The fields of AI and cognitive science were born together in the late 1950s, and grew up together over their first decades. From the beginning, these fields’ twin goals of engineering and reverse-engineering human intelligence were understood to be distinct, yet deeply related through the lens of computation. The rise of the digital computer and the possibility of computer programming simultaneously made it plausible to think that, at least in principle, a machine could be programmed to produce the input-output behavior of the human mind. So it was a natural step to suggest that the human mind itself could be understood as having been programmed, through some mixture of evolution, development, and maybe even its own reflection, to produce the behaviors we call “intelligent.” In these early days, AI researchers and cognitive scientists shared their biggest questions: What kind of computer was the brain, and what kind of program could the mind be? What model of computation could possibly underlie human intelligence—both its inner workings and its outwardly observable effects?
Now, almost 70 years later, these two fields have matured and (as often happens to siblings) grown apart to some extent. Cognitive science has become a thriving, occasionally hot, but still relatively small interdisciplinary field of academic study and research. AI has become a dominant societal force, intellectually, culturally, and economically. It is no exaggeration to say that we are living in the first “AI era,” in the sense that we are surrounded by genuinely useful AI technologies. We have machines that appear able to do things we used to think only humans could do––driving a car, having a conversation, or playing a game like Go or chess—yet we still have no real AI, in the sense that the founders of the field originally envisioned. We have no general-purpose machine intelligence that does everything a human being can or thinks about everything a human can, and it’s not even close. The AI technologies we have today are built by large, dedicated teams of human engineers, at great cost. They do not learn for themselves how to drive, converse, or play games, or want to do these things for themselves, the way any human does. Rather, they are trained on vast data sets, with far more data than any human being ever encounters, and those data are carefully curated by human engineers. Each system does just one thing: the machine that plays Go doesn’t also play chess or tic-tac-toe or bridge or football, let alone know how to see the stones on the Go board or pick up a piece if it accidentally falls on the floor. It doesn’t drive a car to the Go tournament, engage in a conversation about what makes Go so fascinating, make a plan for when and how it should practice to improve its game, or decide if practicing more is the best use of its time. The human mind, of course, can do all these things and more—independently learning and thinking for itself to operate in a hugely complex physical, social, technological, and intellectual world. And the human mind spontaneously learns to figure all this out without a team of data scientists curating the data on which it learns, but instead through growing up interacting with that complex and chaotic world, albeit with crucial help with caregivers, teachers, and textbooks.

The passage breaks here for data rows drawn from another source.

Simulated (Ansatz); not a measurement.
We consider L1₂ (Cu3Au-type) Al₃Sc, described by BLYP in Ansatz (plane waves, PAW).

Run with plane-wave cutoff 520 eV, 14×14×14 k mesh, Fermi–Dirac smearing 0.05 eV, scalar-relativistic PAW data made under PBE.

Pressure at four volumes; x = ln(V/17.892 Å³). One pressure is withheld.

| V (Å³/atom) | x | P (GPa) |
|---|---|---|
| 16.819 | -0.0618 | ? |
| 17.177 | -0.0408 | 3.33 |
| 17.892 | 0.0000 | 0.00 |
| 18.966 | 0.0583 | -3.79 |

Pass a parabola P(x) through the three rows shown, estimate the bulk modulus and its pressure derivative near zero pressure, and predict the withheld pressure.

To be sure, recent and remarkable developments in deep learning have created AI models which, with the right prompting, can be used to perform a surprisingly diverse range of tasks, from writing computer code, academic essays, and poems, and even to creating images. But, by contrast, humans autonomously create their own objectives and plans and are variously curious, bored, or inspired to explore, create, play, and work together in ways that are open-ended and self-directed. AI is smart; but as yet it is only a faint echo of human intelligence.
What’s missing? Why is there such a gap between what we call AI today and the general computational model of human intelligence that the first computer scientists and cognitive psychologists envisioned? And how did AI and cognitive science lose, as has become increasingly evident, their original sense of common purpose? The pressures and opportunities arising from market forces and larger technological developments in computing, along with familiar patterns of academic fads and trends, have all surely played a role. Some of today’s AI technologies are often described as inspired by the mind or brain, most notably those based on artificial neural networks or reinforcement learning, but the analogies, although they have historically been crucial in inspiring modern AI methods, are loose at best. And most cognitive scientists would say that while their field has make real progress, its biggest questions remain open. What are the basic principles that govern how the human mind works? If pressed to answer that question honestly, many cognitive scientists would say either that we don’t know or that at least there is no scientific consensus or broadly shared paradigm for the field yet…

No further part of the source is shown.